RE: Using remap_pfn_range causes system hang on app close in 2.6.15 & up

[Date Prev][Date Next][Thread Prev][Thread Next][Date Index][Thread Index]

 



Hello,

I posted this query a couple of weeks ago regarding a problem with remap_pfn_range. I was able to resolve the issue and I thought I would post my findings in case it helps someone else or results in a kernel fix. I will try to keep this short.

In a nutshell, my driver support user APIs that maps system RAM or a PCI BAR space to user space. What I did not mention in my original post is that my driver performed a sort of custom protocol when mmap() is called. Since mmap() really only provides a limited amount of space (the offset field) that I can use to pass additional information to my driver, I had implemented a custom protocol, which works as follows:

1.  API calls mmap to obtain a user virtual address
2.  Drivers mmap routine stores the VMA in an internal list and returns ok.
3. API then issues a custom IOCTL to driver to complete mapping with additional info 4. Driver retrieves VMA from internal list and performs mapping with io/remap_pfn_range, depending upon whether it's to system RAM or a PCI BAR.

The mappings always work fine, but starting with 2.6.15, the system freeezes when the file descriptor is closed. I tried numerous tests and compared my code with existing drivers, such as /dev/mem. Here is what I found:

The fix involved moving my calls to io/remap_pfn_range into my Dispatch_mmap() routine. Once I did this, the system no longer crashed. I still implement sending some custom information to the driver, but now I use special values in the offset field, remembering that the offset is eventually shifted by PAGE_SIZE by the time it reaches the driver. My driver code essentially did not change. In effect, all I really did was move it to the driver's mmap() routine.

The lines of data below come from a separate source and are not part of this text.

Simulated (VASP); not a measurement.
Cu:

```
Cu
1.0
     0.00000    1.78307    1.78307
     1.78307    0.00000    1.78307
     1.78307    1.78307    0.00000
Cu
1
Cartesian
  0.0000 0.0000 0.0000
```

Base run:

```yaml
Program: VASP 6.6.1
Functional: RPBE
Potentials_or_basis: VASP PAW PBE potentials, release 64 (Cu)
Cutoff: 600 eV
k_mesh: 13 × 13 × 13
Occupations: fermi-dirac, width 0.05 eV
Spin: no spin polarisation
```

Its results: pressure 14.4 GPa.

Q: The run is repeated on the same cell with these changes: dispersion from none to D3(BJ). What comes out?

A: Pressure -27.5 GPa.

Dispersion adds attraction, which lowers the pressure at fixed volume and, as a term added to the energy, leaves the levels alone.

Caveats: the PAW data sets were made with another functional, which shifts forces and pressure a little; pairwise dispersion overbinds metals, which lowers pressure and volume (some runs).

I should mention that my original protocol has worked fine in kernels 2.2, 2.4, and up to 2.6.14. Some change to the VM subsystem in 2.6.15 broke my original code. I don't believe there should be an issue with calling remap_pfn_range outside of the driver's mmap() routine, but I am not a kernel developer, so I could be wrong in my assumption. One of my customers posed this question to Nick Piggin, and he seemed to think there should not be a problem with this.

Hope this helps,

-Sam Abu-Nassar

I currently have a module for a PCI device that maps system memory to user
space with remap_pfn_range().  The system memory is acquired through
dma_alloc_coherent (i.e. __get_free_pages).  The driver works fine on all
2.4 kernels and all 2.6 kernels up to 2.6.14.  The failure seems to only
occurs on 2.6.15 & up.

The issue occurs when the application exists and/or the file descriptor is
closed if the application maps the RAM buffer.  Sometimes kernel log
messages appear regarding the page _mapcount being invalid (-1).  So, it
must be when the VMM attempts to release page mappings.  Generally, the
system hangs and sometimes, after a moment or two, a kernel panic message
arises (see below).

I am able to avoid the issue if my module does not call remap_pfn_range().
I realize that there were some significant changes in this function in
kernel 2.6.15, but I can't see what I am doing wrong.  I've tried various
tests, all with the same result, including:

- Removing the VM_RESERVED flag (remap_pfn_range sets it anyway)
- Tried setting & not setting PG_reserved on the allocated pages
- Tried setting & not setting PG_locked on the allocated pages
- Tried holding the mmap semaphore during the call to remap_pfn_range

I've checked the parameters to remap_pfn_range and they seem to be ok.
There are no alignment issues and the physical address is page shifted. The
VMA is passed pretty much directly from mmap().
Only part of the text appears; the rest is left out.